Taiwan People’s Party Legislator-at-large Liu Shu-pin (劉書彬) asked Premier Cho Jung-tai (卓榮泰) a question on Tuesday last week about President William Lai’s (賴清德) decision in March to officially define the People’s Republic of China (PRC), as governed by the Chinese Communist Party (CCP), as a foreign hostile force.
Liu objected to Lai’s decision on two grounds. First, procedurally, suggesting that Lai did not have the right to unilaterally make that decision, and that Cho should have consulted with the Executive Yuan before he endorsed it.
Second, Liu objected over national security concerns, saying that the CCP and Chinese President Xi Jinping (習近平) would be enraged by the designation, because it labels the PRC as a foreign country, when the CCP insists that Taiwan is an “inalienable part of its territory.”
Liu quoted China’s 2005 “Anti-secession” Law, specifically from Article 8: “In the event that ... possibilities for a peaceful reunification should be completely exhausted, the [PRC] state shall employ non-peaceful means and other necessary measures to protect China’s sovereignty and territorial integrity,” as if that should have given Cho pause.

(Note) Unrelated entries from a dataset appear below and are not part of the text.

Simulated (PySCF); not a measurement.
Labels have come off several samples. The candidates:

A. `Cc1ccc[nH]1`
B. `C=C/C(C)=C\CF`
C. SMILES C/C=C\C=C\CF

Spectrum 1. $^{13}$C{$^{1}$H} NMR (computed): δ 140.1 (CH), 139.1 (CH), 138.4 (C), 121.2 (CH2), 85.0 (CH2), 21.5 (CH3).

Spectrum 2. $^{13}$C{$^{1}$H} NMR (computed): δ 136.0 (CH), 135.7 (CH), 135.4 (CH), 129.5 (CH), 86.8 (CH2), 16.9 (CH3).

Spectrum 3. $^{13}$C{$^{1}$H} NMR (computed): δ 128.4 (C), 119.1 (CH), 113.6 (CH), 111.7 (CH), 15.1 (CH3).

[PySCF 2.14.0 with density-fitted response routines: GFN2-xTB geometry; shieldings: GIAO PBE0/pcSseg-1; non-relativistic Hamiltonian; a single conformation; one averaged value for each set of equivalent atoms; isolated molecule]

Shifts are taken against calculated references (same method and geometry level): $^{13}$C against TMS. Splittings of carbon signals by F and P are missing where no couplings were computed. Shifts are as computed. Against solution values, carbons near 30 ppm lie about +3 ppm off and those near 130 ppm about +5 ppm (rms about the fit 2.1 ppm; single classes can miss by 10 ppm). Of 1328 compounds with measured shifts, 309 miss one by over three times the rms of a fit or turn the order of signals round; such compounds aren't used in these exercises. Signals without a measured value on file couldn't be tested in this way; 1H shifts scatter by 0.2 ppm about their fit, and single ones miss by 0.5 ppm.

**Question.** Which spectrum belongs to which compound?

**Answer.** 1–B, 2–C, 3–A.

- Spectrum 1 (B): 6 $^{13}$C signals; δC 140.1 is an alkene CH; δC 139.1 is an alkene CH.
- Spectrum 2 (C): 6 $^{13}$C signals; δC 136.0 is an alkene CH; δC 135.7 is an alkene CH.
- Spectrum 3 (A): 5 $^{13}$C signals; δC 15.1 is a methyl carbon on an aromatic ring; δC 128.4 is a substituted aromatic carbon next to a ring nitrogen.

The term “foreign hostile forces” appears in Article 2 of the 2020 Anti-infiltration Act (反滲透法), promulgated during the term of then-president Tsai Ing-wen (蔡英文). The law defines it as “countries, political entities or groups that are at war with or are engaged in a military standoff with the Republic of China [ROC],” including “countries, political entities or groups that advocate the use of non-peaceful means to endanger the sovereignty of the Republic of China.”
Although it does not specify the PRC or the CCP as a foreign hostile force, the evidence that they should be so called is irrefutable, and Liu knows it, unless she takes the same position as the CCP.
Liu was right about the anger, but wrong that Lai should pussyfoot around the truth. She was wrong, too, as a Taiwanese lawmaker, to do Xi’s work for him by reminding government officials of the explicit threat that the CCP made in the 2005 law, and which the Chinese People’s Liberation Army (PLA) is incessantly reiterating with military incursions and drills around Taiwan.
Liu was essentially acting as a policewoman for China, reminding Taiwanese officials of the “law of the land”: China’s law, not Taiwan’s.
A charitable position on Liu’s intention would require giving her a comparable benefit of the doubt that is needed when trying to make sense of the Chinese Nationalist Party’s (KMT) pro-China rhetoric, without coming to the conclusion that if it sounds like a CCP-colluder and it acts like a CCP-colluder, it is probably a CCP-colluder.
The charitable interpretation is that perhaps Liu and the KMT are genuinely interested in not provoking Xi and the CCP in the interests of decreasing tensions and avoiding war. Who in Taiwan would want to encourage a situation in which the PRC could threaten Taiwan’s national security?
In a conversation posted on YouTube on April 15 entitled “Geopolitics, Realism and the Future of Asia,” American political scientist John Mearsheimer recounted a story of how in 2014 he had a one-on-one conversation in Taiwan with then-president Ma Ying-jeou (馬英九).
Mearsheimer said that Ma “was very interested in ... helping the Chinese economy to grow,” which Mearsheimer had told him was a major mistake.
“You are going to turn China into a great power, and China has its gunsights on Taiwan ... from a geopolitical point of view, that does not make sense ... great powers can try to settle things with coercive threats or sometimes with military force when they get to be really powerful,” he said.
It is unwise to give any of them — Liu, the KMT or Ma — the benefit of the doubt.